Stony Brook 2014 Abstracts

Ron Donagi (University of Pennsylvania) Moduli of Super Riemann Surfaces.

In this talk we will explore various aspects of supergeometry, including obstruction, Atiyah, and super-Atiyah classes. This can be applied to the geometry of the moduli space of super Riemann surfaces. For genus greater than or equal to 5, this moduli space is not projected (and in particular is not split): it cannot be holomorphically projected to its underlying reduced manifold. Physically, this means that certain approaches to superstring perturbation theory that are very powerful in low orders have no close analog in higher orders. Mathematically, it means that the moduli space of super Riemann surfaces cannot be constructed in an elementary way starting with the moduli space of ordinary Riemann surfaces. It has a life of its own.

Video from the lecture.

Eugene Gorsky (Columbia University) Refined Knot Invariants and Hilbert Schemes.
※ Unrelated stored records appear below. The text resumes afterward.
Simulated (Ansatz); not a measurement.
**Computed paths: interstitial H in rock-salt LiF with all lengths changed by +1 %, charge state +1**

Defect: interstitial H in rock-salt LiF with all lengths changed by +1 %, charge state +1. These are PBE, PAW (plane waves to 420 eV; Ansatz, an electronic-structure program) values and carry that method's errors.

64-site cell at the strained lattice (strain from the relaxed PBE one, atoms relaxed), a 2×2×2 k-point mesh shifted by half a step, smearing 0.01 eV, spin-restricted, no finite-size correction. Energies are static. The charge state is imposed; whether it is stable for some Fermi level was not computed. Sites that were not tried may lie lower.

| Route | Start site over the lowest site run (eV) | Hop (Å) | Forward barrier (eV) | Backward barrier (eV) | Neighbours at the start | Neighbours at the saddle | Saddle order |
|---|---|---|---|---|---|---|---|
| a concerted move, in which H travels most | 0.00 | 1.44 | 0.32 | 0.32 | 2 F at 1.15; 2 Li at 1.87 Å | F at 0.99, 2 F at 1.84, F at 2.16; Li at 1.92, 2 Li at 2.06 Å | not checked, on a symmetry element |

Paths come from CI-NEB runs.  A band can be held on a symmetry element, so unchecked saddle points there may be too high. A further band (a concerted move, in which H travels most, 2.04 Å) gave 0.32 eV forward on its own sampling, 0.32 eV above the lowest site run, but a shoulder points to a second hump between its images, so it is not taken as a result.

Motivated by string theory, Aganagic and Shakirov proposed an idea of "refined knot invariants" depending on two parameters, and gave a rigorous definition of these invariants for torus knots. Conjecturally, they are related to Poincare polynomials of Khovanov-Rozansky homology. I will explain an explicit construction of sheaves on the Hilbert scheme of points such that their equivariant Euler characteristics agree with the Aganagic-Shakirov invariants (and two parameters correspond to equivariant weights). In a special case, I will recover Haiman's construction of bigraded Catalan numbers. The talk is based on a joint work with Andrei Negut.

Video from the lecture.

Slides from the lecture.

Sándor Kovács (University of Washington) Higher Direct Images of Logarithmic Canonical Sheaves.

The main result of the talk is an extension to the logarithmic setting of a (relatively) recent vanishing result of Chatzistamatiou and Rülling which may be considered a Grauert-Riemenschneider type vanishing theorem. This result is motivated by an application to the theory of rational pairs and thrifty resolutions in arbitrary characteristics. I will explain these notions and their basic properties and how some simple expectations fail, making simple-looking statements non-trivial and how to get around the traps laid out all over the land.

Video from the lecture.

James McKernan (University of California, San Diego) Toroidal Modifications.

Shokurov has conjectured that the set of log discrepancies of singularities in a fixed dimension satsfies the ACC (ascending chain condition).

As part of an attempt to approach this conjecture, we propose a conjectural partial classification of log terminal singularities, which uses toric singularities as a building block.

Video from the lecture.

Zsolt Patakfalvi (Princeton University) On Subadditivity of Kodaira Dimension in Positive Characteristic.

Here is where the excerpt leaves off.